Open beta · Curriculum live
All four lessons are populated — eight curated reference photos chosen specifically for what each one teaches. The subjects span age, ethnicity, and gender deliberately, because different facial structures teach different observational skills. Click any photo to use it as your reference in the app.
The point of practicing with curated photos isn’t to learn how to draw those photos. It’s to develop a seeing skill that transfers to your own subjects. Each lesson isolates one observational skill and gives you two reference photos that teach it cleanly — without the noise of competing variables.
Work through the lessons in order. They build on each other: anchor proportion (Lesson I) is the foundation, shadow shapes (Lesson II) are how the form gets blocked in, edge variation (Lesson III) is how it reads dimensionally, and form turning (Lesson IV) is how the head sits in space. Each lesson teaches the next one’s prerequisite.
Lesson I
The Simple Read value tiers, nothing more.
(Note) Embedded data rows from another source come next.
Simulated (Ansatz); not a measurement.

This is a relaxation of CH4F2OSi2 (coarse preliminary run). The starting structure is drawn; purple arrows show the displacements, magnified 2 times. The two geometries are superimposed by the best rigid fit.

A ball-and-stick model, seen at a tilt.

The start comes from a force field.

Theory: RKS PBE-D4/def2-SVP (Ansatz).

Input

Learn to identify the four discrete value tiers in a portrait. Squint at the photo until detail blurs. You should see only highlight, midtone, shadow, and accent. Block them in as flat shapes before adding anything else.
What to look for: a quietly-lit photo with mid-tonal range. The lit side reads as midtone-to-highlight. The shadow side reads as shadow. The accents are small — pupils, dark hair, the deep shadow under the chin.
Soft window light produces a clean read across all four tiers. The shadow under the brow and jaw is the accent — everything else lives in midtone and highlight.
Calm even light, no drama. The hair reads as a single dark shape; the face splits into clear midtone and a subtle shadow side. Practice naming each tier before drawing anything.
Lesson II
The Connected Shadow one shape, not many.
Learn to see the shadow side of the face as one connected mass — not as separate features. The shadow on the cheek connects to the shadow under the jaw, which connects to the cast shadow on the neck. Treat them as a single shape.
What to look for: strong directional lighting where the shadow side covers 30-50% of the face. Squint and verify the shadow reads as one continuous shape, not a collection of patches.
Textbook Rembrandt lighting. The entire left half of the face is one shadow shape — temple, cheek, jaw, neck. Block it in as a single silhouette before any feature work.
Same lesson, different geometry. The shadow side is on the camera-right half. Trace the shape: it runs from temple to cheekbone to jaw without breaking.
Lesson III
The Lost Edge where to commit, where to disappear.
Learn to see edge variation. Some edges are hard (sharp value transitions), some are soft (gradual fades), and some are lost entirely (the form melts into shadow or background). If you outline everything equally, the drawing reads flat.
What to look for: hair fading into a similar-value background — that's a lost edge. Cheekbone meeting shadow side with a soft fade — that's a soft edge. Eye line and mouth seam staying sharp — those are hard edges.
The dark hair on her left side blends into the background — that's a lost edge. The eye line and lip line stay sharp by contrast. Don't outline what should disappear.
A subtler version of the same lesson. The dramatic hair-into-background fade is replaced by gentle softening throughout — only the eyes commit to a hard edge. Lost edges aren't always dramatic; they can be quiet.
Lesson IV
The Form Turn a head rotating in space.
Learn to see the head as a 3D form, not a flat shape. When the head rotates, the form centerline curves with it — from forehead to nose bridge to philtrum to chin. The curving centerline is the strongest indicator of head pose.
What to look for: a 30-60 degree head rotation, with light source revealing the rotation. Imagine drawing a vertical line from the top of the head down through the chin. Does it curve? It should.
Trace the centerline from the part in her hair down through the bridge of the nose, philtrum, and chin. It curves with the rotation. That curve is the strongest indicator of pose.
Same skill, rotation in the opposite direction. The light from upper-left catches the bridge of the nose and far cheekbone — both reveal the head's three-dimensional turn. Two photos, two rotations: practice reading pose from either side.
After the curriculum
Once the four lessons feel internalized, work from your own photos. The skills don’t belong to the practice photos — they belong to you. Real practice is drawing many subjects across many lighting conditions until the seeing becomes automatic.